The Truth About Big Data: You Probably Don’t Have It
Something has been bothering me about all the hype around the concept of “Big Data” and, finally, I’ve figured out what it is. While everyone seems to be worried about it, the truth is that very few companies actually have it.
What Really is Big Data?
In this case (although not all cases), Wikipedia has a pretty good definition of big data: In information technology, big data is a loosely-defined term used to describe data sets so large and complex that they become awkward to work with using on-hand database management tools).
For the most part, big data is data generated by machines and programs. It includes things like social media data (like Twitter tweets & Facebook posts), website generated data (like web logs), and machine generated data (like intra-second readings taken by industrial equipment).
So, Do You Have “Big Data” or “Just Plain Data”?
Look at that definition again. The definition talks about size and complexity. It doesn’t talk about data source or data type. In other words, there is a difference between “big data” and just plain data. Big data requires specialty, rapidly evolving technologies such as Hadoop, Big Table, MongoDB… Just plain data is something you’re already working with in your relational databases, flat files, etc.
Even if you have machine-generated data, Twitter data… AND you have a business requirement to analyze it, you still likely don’t have big data. Put differently, big data is NOT a kind of data, it’s a quantity of data. If you don’t have super massive quantities of social media data or machine readings, your existing technologies (or some industry standard extensions of them) can probably meet your needs today.
So, for example, if you have to analyze a million tweets a data, you probably have big data. If, on the other hand, you have to analyze a million tweets a year, you have just plain data.
If you’re running a bank of 100 milling machines that each take 10 quality control readings every second, you have big data. If, on the other hand, you’re running a set of 100 candy vending machines, each of which captures details about 50 transactions per day, you have just plain data.
I Can See the Hype But, Can I See the Use?
No, I’m not about to say that big data is really all about marketing hype. It’s probably only 45% about marketing hype, 45% about bit heads (such as myself) who think the concept is cool and, therefore need to find a nail for our hammers, and about 15% about business need (please excuse rounding errors here).

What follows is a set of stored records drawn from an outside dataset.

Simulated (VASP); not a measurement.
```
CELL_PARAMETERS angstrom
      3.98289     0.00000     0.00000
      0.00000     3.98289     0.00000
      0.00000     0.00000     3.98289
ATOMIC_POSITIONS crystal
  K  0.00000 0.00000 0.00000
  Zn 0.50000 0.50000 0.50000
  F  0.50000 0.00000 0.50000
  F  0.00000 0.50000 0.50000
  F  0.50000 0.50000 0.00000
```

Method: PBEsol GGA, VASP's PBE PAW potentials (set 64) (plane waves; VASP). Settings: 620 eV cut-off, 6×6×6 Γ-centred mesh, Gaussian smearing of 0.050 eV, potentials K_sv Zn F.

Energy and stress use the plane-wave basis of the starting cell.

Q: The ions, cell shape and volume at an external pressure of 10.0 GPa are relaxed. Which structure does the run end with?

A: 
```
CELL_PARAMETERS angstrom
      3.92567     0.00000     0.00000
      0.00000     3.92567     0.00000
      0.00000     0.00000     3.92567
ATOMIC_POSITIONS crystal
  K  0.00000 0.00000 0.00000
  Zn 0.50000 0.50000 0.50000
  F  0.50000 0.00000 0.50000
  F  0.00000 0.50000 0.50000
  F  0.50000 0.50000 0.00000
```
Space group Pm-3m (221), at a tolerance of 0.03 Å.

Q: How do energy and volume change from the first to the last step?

I do see a ton of press about big data (when something gets multiple articles in The Wall Street Journal, it’s hit the big time). I also see a ton of vendors professing big data strategies. I also see a ton of data guys desperately wondering about how to handle big data. I’ve, even, seen some decent use cases.
All this is great but, as in all things BI, start with the user. Figure out what they want to do, what they want to analyze, what they need to grow and run the business. THEN figure out how to deliver it.
You might actually have big data but my guess is that, in the vast majority of cases, you have just plain data. Now go and do something amazing with it.